A little background before we get started: I was never a point guard — at least not past fifth grade — so I might not be an expert on the position. I know how to dribble and pass, but neither skill was ever a super-high priority for me. Points win games, not press-breaking and post feeds.
So, when I played in high school, I was what knowledgeable basketball coaches affectionately refer to as a “black hole”. And my affinity for shooting also earned me another nickname. My freshman coach used to whisper it under his breath so teammates wouldn’t know I was receiving preferential treatment. He would always say “this f____n’ guy”, barely above a whisper, and sometimes while shaking his head.
But I always heard it, and even though he occasionally told me otherwise, I knew exactly what it meant. It meant that I was his foxhole guy, and he just couldn’t believe the confidence with which I shot the ball. It rarely went in, but I had an uncanny ability to shake off each miss and get locked and loaded for the next opportunity. I always told him: “I’d rather go 0-for-30 than 0-for-9, because you go 0-for-9, that means you stopped shooting. That means you lost confidence.” I like to think coach always appreciated that mentality.
And on the topic of coaching, I think peaked early there, as well. My dad and I had a nice little run years ago, taking my younger sister’s squad all the way to a Greater Columbus YMCA Youth Championship Game. I could never get over the 22-19 defeat we suffered in that illustrious title game, so I refrained from holding a clipboard for a very long time. But I’m a dad now, and I was recently asked to fill in for a youth soccer game. I almost single-handedly willed the five and six-year olds to victory from the sideline, but was told after the game that my competitive spirit was off-putting. It’s funny how nobody ever said the same thing to Michael Jordan.
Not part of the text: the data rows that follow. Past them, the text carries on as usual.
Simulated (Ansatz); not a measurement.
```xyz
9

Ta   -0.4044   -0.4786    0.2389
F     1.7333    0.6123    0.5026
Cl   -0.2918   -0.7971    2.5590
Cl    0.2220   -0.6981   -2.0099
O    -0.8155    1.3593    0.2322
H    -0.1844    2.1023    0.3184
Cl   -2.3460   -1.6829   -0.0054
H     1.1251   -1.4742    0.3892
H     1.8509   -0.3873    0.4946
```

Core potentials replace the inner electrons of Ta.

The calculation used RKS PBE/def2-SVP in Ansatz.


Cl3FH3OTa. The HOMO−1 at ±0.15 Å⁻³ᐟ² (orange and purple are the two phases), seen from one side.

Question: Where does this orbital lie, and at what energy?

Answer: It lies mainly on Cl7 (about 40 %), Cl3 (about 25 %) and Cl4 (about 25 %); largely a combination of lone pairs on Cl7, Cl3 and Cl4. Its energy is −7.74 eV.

So where am I going with this? Why all the background? It is to humbly admit that I am not the foremost expert on point guards or coaching (college basketball, in this case). However, I do know a little something about the game, and I’ve done my fair share of watching it from the couch. And with that being said, I feel very confident in saying that point guard play is crucial to any team’s success. Unfortunately, Ohio State has very little depth at the position, and I’m starting to feel a tad uneasy about the upcoming season. No offense to Bruce Thornton, because I think he is a future star.
Buckeye nation ❤️ pic.twitter.com/MYYqS9GiKM— Bruce Thornton (@Bruce2T_) June 11, 2021
The fact of the matter is, the Buckeyes lack any depth behind the incoming freshman. We have seen PG depth bite this team in the you-know-where before, especially in recent years. In fact, we just watched it rear its ugly head in a number of games this past season. Penn State transfer Jamari Wheeler was brought in to replace C.J. Walker – another transfer PG – and he did a heck of a job (in my opinion). But when Wheeler was unable to get it going or found himself in foul trouble, OSU turned to... pretty much nobody.
Meechie Johnson was injured or ineffective during the second half of the season, eliminating one potential option. Beyond that, the coaching staff lacked faith in Cedric Russell to handle the ball, and was strangely averse to handing off duties to Jimmy Sotos. It was Wheeler or bust, and even when he was in the game, the offense often became iso-heavy for E.J. Liddell and Malaki Branham. Those two players did a lot with a little, but good shots were hard to come by when defenses swarmed the future first-round draft picks.
The lack of shooting and subsequent spacing also played a role in the sometimes-stagnant offense, but again, it goes back to depth. Ohio State has done a good job of adding to next season’s roster with plenty of wings, but very little in the way of proven ball handlers. Thornton, a four-star recruit and top-50 player, seems capable of filling the starting PG position, but he has never suited up against a Big Ten opponent — or any college opponent, for that matter. Even if Thornton turns out to be OSU’s next version of Mike Conley or D’Angelo Russell, to expect 30-35 minutes from him right away seems unfair (and unrealistic).
Now, Justice Sueing will be back in the fold for the Buckeyes – and he has proven to be comfortable with the ball in his hands – but he is not a point guard. His career high for assists per game (in a season) is TWO POINT ZERO, which came all the way back in 2018-19. When he has flashed playmaking ability for the scarlet and gray, he has done so while flanked by Liddell and Duane Washington. Next season, Sueing will be counted on as a primary scoring threat, not a facilitating point forward. Wright State transfer Tanner Holden has also showcased some playmaking ability, but I don’t think Ohio State brought him in to drop five dimes per game.
There is simply a dearth of PG depth for OSU, no matter how you cut it. Roddy Gayle is yet another option to potentially handle the rock, but he profiles as more of a scorer. To count on Sueing, Holden, or Gayle (or Sean McNeil), would be taking a leap of faith. And maybe that’s my problem. Maybe I just lack said faith. I don’t necessarily doubt Chris Holtmann’s ability to coach or build a roster, but point guard depth and/or recruiting has been a recurring theme under the current coach. He has consistently relied upon the transfer market to fill a void left by recruiting.
Admittedly, there is still time for Holtmann and his staff to add to the 2022-23 roster, and we have heard just about every possible transfer mentioned as a target for the Buckeyes. So maybe I am making a mountain out of a molehill here. They could feasibly add a Wheeler or Sotos type, and put my concerns to rest. But as of right now, my anxiety level is creeping higher and higher. Ohio State is a top-25 program, and it shouldn’t be this difficult to find more than one capable point guard... yet here we are.